The reason that \ml{CONJ\_CANON\_CONV} is slow is because of the
repeated pattern matching done during rewriting. A much more efficient
approach is to normalize the conjunction by \ML{} programming outside
the logic, and then to prove that the normalized term is equal to the
original one. An even more efficient approach, which is not explored
here, would be to avoid having to do this proof by verifing the
normalization code by some sort of meta-theoretic
reasoning about \ML. How to do this in
\HOL{} is not clear, but work on this approach has been done in the
context of {\small FOL} \cite{FOL}, the Boyer-Moore prover \cite{BoyerMoore}
and Nuprl \cite{Nuprl}. These approaches all use logically
sophisticated extra axioms, called reflection principles, that enable
metatheorems to be `reflected' into the logic as object level
theorems.

To normalize the term by \ML{} programming, the conjuncts are extracted,
repeated elements are deleted and the resulting list is sorted.

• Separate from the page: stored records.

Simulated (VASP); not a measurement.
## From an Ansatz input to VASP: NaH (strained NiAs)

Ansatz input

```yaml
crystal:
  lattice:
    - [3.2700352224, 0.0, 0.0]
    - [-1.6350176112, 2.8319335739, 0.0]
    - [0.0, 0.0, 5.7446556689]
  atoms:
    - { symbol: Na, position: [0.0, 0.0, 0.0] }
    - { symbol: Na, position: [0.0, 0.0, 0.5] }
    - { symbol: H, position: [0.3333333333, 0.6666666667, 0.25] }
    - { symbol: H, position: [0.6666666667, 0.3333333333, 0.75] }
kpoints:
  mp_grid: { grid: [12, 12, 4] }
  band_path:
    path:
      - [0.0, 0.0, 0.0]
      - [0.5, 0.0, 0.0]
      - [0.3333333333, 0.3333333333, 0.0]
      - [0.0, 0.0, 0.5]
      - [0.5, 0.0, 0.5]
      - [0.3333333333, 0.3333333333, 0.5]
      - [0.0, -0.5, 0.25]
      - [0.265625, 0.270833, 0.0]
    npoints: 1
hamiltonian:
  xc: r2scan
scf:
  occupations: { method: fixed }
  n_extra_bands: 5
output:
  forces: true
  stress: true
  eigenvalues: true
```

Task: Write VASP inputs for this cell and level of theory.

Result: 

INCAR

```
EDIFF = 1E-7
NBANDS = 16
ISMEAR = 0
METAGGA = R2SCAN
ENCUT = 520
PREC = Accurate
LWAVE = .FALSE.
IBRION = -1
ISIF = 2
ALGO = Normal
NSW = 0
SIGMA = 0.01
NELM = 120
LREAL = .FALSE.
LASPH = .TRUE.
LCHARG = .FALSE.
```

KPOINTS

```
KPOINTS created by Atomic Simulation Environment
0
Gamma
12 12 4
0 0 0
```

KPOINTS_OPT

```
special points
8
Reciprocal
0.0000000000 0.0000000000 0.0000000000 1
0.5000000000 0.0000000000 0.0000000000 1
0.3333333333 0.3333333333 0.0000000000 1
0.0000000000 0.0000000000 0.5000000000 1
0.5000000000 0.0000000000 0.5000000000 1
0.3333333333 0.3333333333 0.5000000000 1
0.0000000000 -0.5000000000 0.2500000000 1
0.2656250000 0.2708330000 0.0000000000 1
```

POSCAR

\HOL{} already has a predefined function:

\begin{hol}\begin{verbatim}
   conjuncts : term -> term list
\end{verbatim}\end{hol}

\noindent for extracting conjuncts.
\HOL{} also has a predefined \ML{} function for removing repeated elements of
a list:


\begin{hol}\begin{verbatim}
   setify : * list -> * list
\end{verbatim}\end{hol}

\noindent Both \ml{conjuncts} and \ml{setify} are illustrated below:

\begin{session}\begin{verbatim}
#timer false;;
true : bool

#conjuncts ex1;;
["A"; "B"; "C"; "A"; "C"; "A"; "D"; "D"] : term list

#setify it;;
["B"; "C"; "A"; "D"] : term list

#let ex1_list = it;;
ex1_list = ["B"; "C"; "A"; "D"] : term list
\end{verbatim}\end{session}

There is a predefined sorting function in \ML:

\begin{session}\begin{verbatim}
#sort;;
sort = - : (((* # *) -> bool) -> * list -> * list)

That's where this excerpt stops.